A Nottingham landlord who failed to licence his property has been ordered to pay back over £5,000 in rent.

Mr Michael Convery, from Belfast, Northern Ireland, has been told he has to repay Nottingham City Council the sum of £5,644.98 for Housing Benefits he was paid in rent for a property in Berridge that was operating without a Selective Licence.

On 25 January 2021, the First-tier Tribunal (Property Chamber) ordered Mr Convery to repay £5,644.98 by way of a rent repayment order, pursuant to section 43 of the Housing and Planning Act 2016.

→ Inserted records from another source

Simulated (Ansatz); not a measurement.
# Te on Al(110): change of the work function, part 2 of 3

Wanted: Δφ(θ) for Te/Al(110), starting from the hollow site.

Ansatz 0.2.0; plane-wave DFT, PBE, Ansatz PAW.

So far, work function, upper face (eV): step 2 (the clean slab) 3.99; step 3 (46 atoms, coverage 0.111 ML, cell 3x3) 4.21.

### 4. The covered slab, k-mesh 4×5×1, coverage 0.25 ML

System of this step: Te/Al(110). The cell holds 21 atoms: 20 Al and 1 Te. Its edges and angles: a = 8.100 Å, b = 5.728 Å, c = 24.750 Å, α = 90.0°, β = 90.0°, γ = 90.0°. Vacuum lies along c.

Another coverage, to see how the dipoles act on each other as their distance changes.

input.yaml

A rent repayment orders (RRO) is an order made by the First-tier Tribunal requiring a landlord to repay a specified amount of rent to either the tenant or local housing authority. If the tenant paid their rent themselves, then the rent must be paid to the tenant. If the rent was paid through housing benefit or through the housing element of Universal Credit, then the rent must be repaid to the local housing authority.

The Housing Act 2004 introduced RRO’s to cover situations where the landlord of a property had failed to obtain a license for a property that was required to be licenced. RRO’s were extended through the Housing and Planning Act 2016 to cover a much wider range of offences.

Councillor Linda Woodings, Portfolio Holder for Planning, Housing and Heritage at Nottingham City Council, said: “It is a legal requirement for a property to be licensed if it’s in an area covered by Selective Licensing. We will try to work with landlords to make sure they are licensed, but sometimes landlords don’t engage and we have to take the appropriate action.

“Mr Convery took Housing Benefit money, which is benefit money we give to tenants to pay their rent. He was not entitled to this as his property was not licenced. I would encourage all landlords and agents to make sure their properties are licensed. It is better to work with us, than for us to have to come and find you.”